Of course, due to budgetary constraints and equipment availability, many folks are forced to do everything within software. But you can still accomplish virtually everything I have described here, using outboard hardware, instead with software. I use my software almost identically to the way I use my hardware when I am doing everything within the computer, ITB. And that's where sometimes I might use 24-bit? But it's only because my digital hard disk multitrack recorder, simply defaults to 24-bit. I can change that to 16 but I generally don't. And as I don't really find that 24-bit does anything extra for me? I don't need it. I don't require it.
Part of the problem with becoming a good engineer is to not really care about what the specifications are indicated for the piece of equipment you are purchasing/I am purchasing. If it says it is a piece of professional audio equipment? I know it's a piece of professional audio equipment. There is nothing else I need to know. But there is. What I need to know is not what it can do. But what it can't do. That's more important to me than anything else. That gives me the freedom to even use, entry-level, low end, Chinese, bargain equipment and still get a great sound. Because I know what it can't deliver for me. By knowing that, I can judge, quite correctly, what my workaround has to be, to make a Barringer, Mackie, TEAC mixer sound like an API or Neve. And how do you make it sound like that? Well... it's all about headroom. Prosumer equipment, generally does not offer up the headroom, of the high-priced stuff. So how do you get that extra headroom sound that only the top quality equipment offers? It's simple. You cheat. How do you cheat the equipment?

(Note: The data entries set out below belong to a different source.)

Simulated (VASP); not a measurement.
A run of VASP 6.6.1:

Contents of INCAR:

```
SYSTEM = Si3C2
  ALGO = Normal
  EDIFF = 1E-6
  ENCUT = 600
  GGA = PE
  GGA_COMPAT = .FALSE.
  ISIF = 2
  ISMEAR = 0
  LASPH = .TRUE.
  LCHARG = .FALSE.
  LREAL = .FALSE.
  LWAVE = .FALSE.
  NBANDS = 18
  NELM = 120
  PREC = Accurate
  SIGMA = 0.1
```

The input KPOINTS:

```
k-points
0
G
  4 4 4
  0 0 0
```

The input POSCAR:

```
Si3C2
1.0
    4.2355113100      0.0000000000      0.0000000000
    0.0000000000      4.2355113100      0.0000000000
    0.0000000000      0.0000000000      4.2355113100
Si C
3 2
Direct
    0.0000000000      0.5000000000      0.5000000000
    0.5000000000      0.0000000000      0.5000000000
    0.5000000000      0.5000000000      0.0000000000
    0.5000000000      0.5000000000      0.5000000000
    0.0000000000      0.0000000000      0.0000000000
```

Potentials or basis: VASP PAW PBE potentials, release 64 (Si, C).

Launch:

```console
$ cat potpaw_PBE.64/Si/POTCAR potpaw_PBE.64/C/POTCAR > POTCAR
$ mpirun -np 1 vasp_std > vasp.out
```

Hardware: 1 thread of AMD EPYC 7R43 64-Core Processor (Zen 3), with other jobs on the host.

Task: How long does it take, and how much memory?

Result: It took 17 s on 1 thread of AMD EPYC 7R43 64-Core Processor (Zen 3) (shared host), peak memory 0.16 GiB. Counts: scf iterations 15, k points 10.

I cheat by changing the gain staging structure. I don't follow what the mixer manufacturer tells you to do to set your gain trim. No. I'll run it lower than normal. But then you don't get the proper output level to the recorder. So to make up that output level lack, you then turn up the output drivers. So I'm not now overloading the microphone preamp nor the summing network. This cheat does offer up one disadvantage. And that is noise. Electronic noise. Thermal noise. But that noise can be more easily dealt with and or masked, by the other tracks. And with rock 'n roll, noise really did never be a problem. Everything is tight miked. Average required microphone preamp gain for that? Usually not much more than 20-30 db, anyhow. So you're not going to get a marked and appreciable amount of extra noise that should make much of any difference. This method is not necessarily all that applicable to fine arts, symphonic and operatic recordings. My 4 major music award nominations are evenly split between those two different genres. Rock 'n Roll and Opera. Most audio engineers I know can only do one or the other. Most can't do both. And that even includes tightly as deemed world-famous engineers like George Massenburg whom I've personally known since I was 15. We talk from time to time still, after all these years. And we don't talk about records or recording techniques. We talk about old times.
Knowing that you're from the UK, I know you'll get this right. At least eventually. I have that much confidence in you guys. Your discipline and your culture are way different from my haphazard, fly by the seat of my pants, engineering technique. I don't have your kind of discipline. I wish I did?
So try to take everything that I've talked about here as something of a primer. This is just my way of doing things. I don't know how other engineers do what they do? I've even sat in with some of the greats like Bob Clearmountain where we worked together at Media Sound, NYC. Were I was simply a maintenance engineer and he was one of the top music engineers. He was just going freelance, from being just a staff engineer, when I came on board in early 1979. And he hasn't changed much in the way he does his recordings, even today. He's still using his 1978, SSL-4000 E and not the G. What's that tell ya? It tells you that when we each get a piece of equipment that we finally figure out how to get the sound that we have in our heads out of the equipment? We're not hobbyists. We're not audiophiles. We simply use tools, that work the best for our purposes. It's not about running out to get the latest greatest schlocky gizmos. We're not like the lemmings who have Apple iPhone 5's, which are no good anymore because they came out with the iPhone 5 S. That's stupid childlike behavior. It doesn't get ya anywhere except broke.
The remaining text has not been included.